Last month we took a break from trendsetting new restaurants to look at whether Brooklyn’s longstanding Grimaldi’s pizzeria is still worth the hype. Next up on our list is another local legend that’s also among the oldest and most-lauded eateries in NYC. Peter Luger Steakhouse has been serving up sizzling porterhouse steaks since way, waaaay before Williasmburg became a culinary hotspot. In fact, when the first iteration of Luger’s opened back in 1887, the bridge that now towers in front of the restaurant wasn’t even built yet. Fast forward a little over a century and Peter Luger is now a Michelin-starred steakhouse that has long attracted the expense account set to venture across said bridge for power lunches. It sells its branded steak sauce online and even has a spinoff location further out on Long Island. All of which raises the question: Can a place like this still be any good?
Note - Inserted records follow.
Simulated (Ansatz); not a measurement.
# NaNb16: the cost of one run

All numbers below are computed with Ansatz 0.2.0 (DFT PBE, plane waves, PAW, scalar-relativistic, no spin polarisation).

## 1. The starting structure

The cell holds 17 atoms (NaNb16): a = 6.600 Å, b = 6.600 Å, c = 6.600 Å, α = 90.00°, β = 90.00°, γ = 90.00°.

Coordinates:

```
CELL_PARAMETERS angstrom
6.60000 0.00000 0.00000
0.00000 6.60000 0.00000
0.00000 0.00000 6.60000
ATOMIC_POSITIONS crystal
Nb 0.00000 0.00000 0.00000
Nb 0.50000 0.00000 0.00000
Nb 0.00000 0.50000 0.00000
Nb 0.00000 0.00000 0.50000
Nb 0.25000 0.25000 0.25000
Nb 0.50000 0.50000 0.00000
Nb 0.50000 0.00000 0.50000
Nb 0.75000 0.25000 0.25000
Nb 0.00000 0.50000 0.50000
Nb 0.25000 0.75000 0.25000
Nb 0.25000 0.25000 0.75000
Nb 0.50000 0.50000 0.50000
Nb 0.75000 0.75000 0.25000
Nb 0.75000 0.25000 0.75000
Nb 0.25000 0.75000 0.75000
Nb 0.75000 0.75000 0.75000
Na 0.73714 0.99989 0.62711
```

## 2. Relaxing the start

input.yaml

I visited Luger the first time recently, and found plenty of reasons to want to hate it–for example, the fact that we couldn’t get a weekday dinner reservation before 9:45, and that even at that hour we arrived to a packed-packed-packed bar area where you have to push your way through to order an overpriced cocktail or a glass of vino from a meager list that’s become notorious for having little to offer even the least discerning wine lover. There’s also the fact that it’s somehow still cash only, which seems a little ridiculous considering there’s no way to get out of here spending under triple digits. So you know, bring along a few hundreds. Throw in the reality that the waitstaff live up to their reputation for being rather brusque, and considering the number of fantastic restaurants filling Southside Williamsburg these days, I was prepared for a let down.
Those concerns started to fade a little as we were led back to the main dining room, a wood-paneled space that looks like it hasn’t been re-thought in at least a century, loaning it the kind of hallowed Old World ambiance that so many of those trendy New American places nearby seek to emulate.
I’ve been told in the past that there’s no reason to look over the menu at Peter Luger: just order the steak for two, medium rare, and call it a day. That’s astute advice, as the rest of the menu certainly underwhelms. The sliced tomato appetizer comes with a gravy boat full of that much-vaunted steak sauce, which delivers a nice tang but hardly seems worth writing home about. The extra-thick slab of bacon on the appetizer menu has attracted plenty of acclaim as well. It’s tasty but in a city now chock full of juicy pork belly dishes, this somewhat dry slab doesn’t do much to stand out. The shrimp cocktail is decent; the “special German fried potatoes” deliciously crispy little nuggets well worth ordering a side of. All of that is really very much beside the point though, because you only come here for one reason and one reason only.
The steak.
Oh. Man. The steak. Billing it as just “steak for two” (or three or four) on the menu is really very much of an undersell. (It also makes Luger appear pricier than need be, as the $99 steak for two can easily feed three.) The restaurant stocks only USDA Prime beef, custom-selected at the meat market in Manhattan and dry aged about 28 days on the premises, a process designed to concentrate the flavor as the aged steak shrinks down in size. Their marquee cut here is a porterhouse trimmed from a short loin, minimally seasoned with salt and pepper, then cooked under an 800-degree broiler. The finished steak is plated on top of a layer of clarified butter, then arrives at your table still smoking hot. A porterhouse, by the way, is a T-shaped cut that offers the diner two options: a segment of muscle-y strip steak on one side, and softer filet on the other, so that you get both the buttery tenderness of the filet and the more robust flavor of the strip all in one order. Both sides of the T-bone arrive pre-sliced and sizzling in that pool of butter. Medium rare here means nicely charred on the outside but still very pink and juicy inside. In my opinion not a bite could be any better. This is the kind of steak that makes you fall in love with steak; one I’ll compare all future steaks to. I can’t say decisively if they ace it on every occasion, but on this evening the meat and meat alone was well worth the price of admission.
Is Peter Luger a pricey and overcrowded restaurant that can feel like a bit of a tourist trap? Yes, definitely.
Do you need to eat a steak there before you die? Absolutely.
178 Broadway (at Driggs); 718-387-7400; peterluger.com
Nobody gets a decent time slot a Lugar’s because you’re just supposed to show up without a reservation and slip the maitre d’ a $20 and you’ll be seated within 30 minutes.
Not to be a stickler, but the Brooklyn Bridge opened for use in 1883. I’m thinking if Peter Luger opened in 1887, then the bridge that now towers in front of the restaurant was indeed towering in front of the restaurant then as well.
Thanks for the review, it’s going on my “Steaks to eat before I die” list.
It’s the Williamsburg Bridge (opened in 1903) in front of Lugers, not the Brooklyn Bridge, which is to the south.